Sync data to a remote (S3, GCS, …)

dccd can mirror your local Parquet store to off-box storage so a server loss doesn’t lose data — and, optionally, drop old local files once they’re safely copied, pulling them back on demand. The whole chain is built on rclone.

Provision a remote

Install rclone and create a remote interactively:

rclone config            # follow the prompts; name it e.g. "s3"
rclone listremotes       # -> s3:

This writes ~/.config/rclone/rclone.conf. In a container, mount or inject that file (it holds credentials — keep it out of the image):

docker run -v $HOME/.config/rclone:/root/.config/rclone:ro ... dccd start

Configure sync

storage:
  remotes:
    - {provider: rclone, remote: "s3:my-bucket/crypto"}
  sync_interval: 3600        # seconds between sync cycles
  min_free_gb: 0             # >0 enables the free-space purge (see below)

With at least one remote configured, dccd start runs a periodic loop that mirrors the store every sync_interval seconds (one-way rclone sync — remote becomes a mirror of local). Each cycle is recorded as a sync run, so the Storage page shows the last/next sync, status and synced volume, with a Sync now button (POST /api/storage/sync). On failure the loop backs off exponentially.

Free up disk: purge + restore

Set min_free_gb above 0 to let the daemon reclaim space. After each successful sync (so the data is already off-box), if free space on the store’s filesystem is below the floor, dccd deletes the oldest Parquet files until it is back above it. The .dccd directory (run history + coverage manifest) is never touched.

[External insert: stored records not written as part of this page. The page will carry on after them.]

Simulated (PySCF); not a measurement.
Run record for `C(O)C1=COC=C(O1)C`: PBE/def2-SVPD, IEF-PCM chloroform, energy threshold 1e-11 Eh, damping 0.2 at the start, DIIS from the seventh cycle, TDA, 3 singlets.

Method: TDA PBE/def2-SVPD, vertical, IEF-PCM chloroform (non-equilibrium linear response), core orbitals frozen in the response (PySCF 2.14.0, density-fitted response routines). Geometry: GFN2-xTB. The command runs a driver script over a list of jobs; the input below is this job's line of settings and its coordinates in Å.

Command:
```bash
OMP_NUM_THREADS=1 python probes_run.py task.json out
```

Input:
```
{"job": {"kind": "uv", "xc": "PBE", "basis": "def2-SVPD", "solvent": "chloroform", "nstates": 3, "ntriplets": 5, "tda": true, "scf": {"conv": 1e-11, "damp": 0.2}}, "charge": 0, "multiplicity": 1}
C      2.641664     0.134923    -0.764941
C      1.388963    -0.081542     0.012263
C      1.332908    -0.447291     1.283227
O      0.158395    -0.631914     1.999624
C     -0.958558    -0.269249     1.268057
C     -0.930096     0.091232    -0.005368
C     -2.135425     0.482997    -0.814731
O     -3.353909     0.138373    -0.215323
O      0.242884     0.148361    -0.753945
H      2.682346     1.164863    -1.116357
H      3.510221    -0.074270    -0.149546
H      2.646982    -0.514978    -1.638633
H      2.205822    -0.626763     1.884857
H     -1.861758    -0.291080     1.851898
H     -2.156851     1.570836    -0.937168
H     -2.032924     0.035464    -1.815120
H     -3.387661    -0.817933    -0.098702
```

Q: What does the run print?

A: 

Two mechanisms make this safe:

  • Backfill still resumes correctly. A coverage manifest under .dccd records each dataset’s extent, so start="last" resumes from where collection left off even when the local files are gone — no accidental re-download.

  • Reads pull data back. Reading a dataset whose local files were purged triggers a read-through restore (rclone copy of that dataset directory back into the store) before loading — transparent to Client.read and POST /api/read.

Restore and integrity

rclone sync is a one-way mirror (local → remote); the remote is a faithful copy, deduplicated by dccd before upload. To rehydrate a fresh machine, pull the whole tree back:

rclone copy s3:my-bucket/crypto /path/to/data/crypto

To spot-check integrity, compare counts/sizes between local and remote:

rclone check /path/to/data/crypto s3:my-bucket/crypto

Because the coverage manifest lives under .dccd (also synced), a restored instance keeps its resume cursors and continues collecting without gaps.